There’s an excavator parked on top of Wayne Kentener’s old bedroom, most of his stuff lost among the rubble.

The bricks that housed him and hallways he walked through for 25 years came crashing to the ground as the Empire Hotel was demolished Saturday morning. And while some people called it an eyesore, he and many others called it home.

“It was a great place to live,” Kentener said squinting through the dust as he stared at a pile that was once his room, a big one on the third floor. “Lots of experiences there, lots of fun. It’s too bad it had to go and they couldn’t have fixed it.”

The place had a rough reputation over the years and while most of Kentener’s fondest memories of hotel aren’t fit for print he said with a grin, it was also a place where everyone knew everyone and looked after each other. From turkey dinners at Christmas to a sympathetic ear from the bar staff, he considered the people there family.

“If you were short of money they’d help you out, it was just like a family type thing a big giant family,” he said. “It’s kinda late now, it’s just gone. It’s rubble now.”

He met some of that family Saturday morning for coffee to hang out and reminisce about the place, remembering what it was and what it meant to them. But Kentener was the only one who could bear to come to 140 Simpson St. and watch it go.

“I wasn’t going to come back either but it’s the last time I’ll see it so I might as well take one more look before it’s gone completely,” he said.

Fire code violations shut the building down years ago, putting about 30 people out on the street Kentener said. And before they could go back and get their things, including computers, clothing and televisions, someone broke in through a hatch on the roof that leaked water into the building.

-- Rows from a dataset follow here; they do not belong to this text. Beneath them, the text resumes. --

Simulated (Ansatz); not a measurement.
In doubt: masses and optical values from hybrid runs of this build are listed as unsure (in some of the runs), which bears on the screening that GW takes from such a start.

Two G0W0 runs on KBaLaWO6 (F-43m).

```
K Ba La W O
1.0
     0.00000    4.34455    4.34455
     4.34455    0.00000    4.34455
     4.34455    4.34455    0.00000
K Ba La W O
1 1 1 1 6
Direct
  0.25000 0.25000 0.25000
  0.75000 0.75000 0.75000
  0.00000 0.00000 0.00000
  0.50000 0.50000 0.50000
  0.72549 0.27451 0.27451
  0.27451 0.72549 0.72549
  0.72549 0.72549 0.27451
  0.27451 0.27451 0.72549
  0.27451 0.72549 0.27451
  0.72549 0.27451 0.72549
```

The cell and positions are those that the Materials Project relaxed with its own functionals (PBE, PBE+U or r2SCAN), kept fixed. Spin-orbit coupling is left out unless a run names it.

Some people stayed at shelters, Kentener crashed on couches when he could.

“Everyone just kind of scattered,” he said. “We had days to get out of there.”

“We just up and left everything.”

While his home and belongings may be gone, Kentener said he’ll have great memories about the Empire Hotel for the rest of his life. 

According to the Thunder Bay Museum the Empire Hotel was built in 1904 and originally owned by MacKenzie and Meagher. An ad from the time boasted of a well-stocked bar, billiards and a large lobby with attractive furnishings. Rooms rates were between $2 and $3.50 per day.

The city issued an emergency order Thursday to demolish the abandoned hotel after part of it collapsed earlier this week.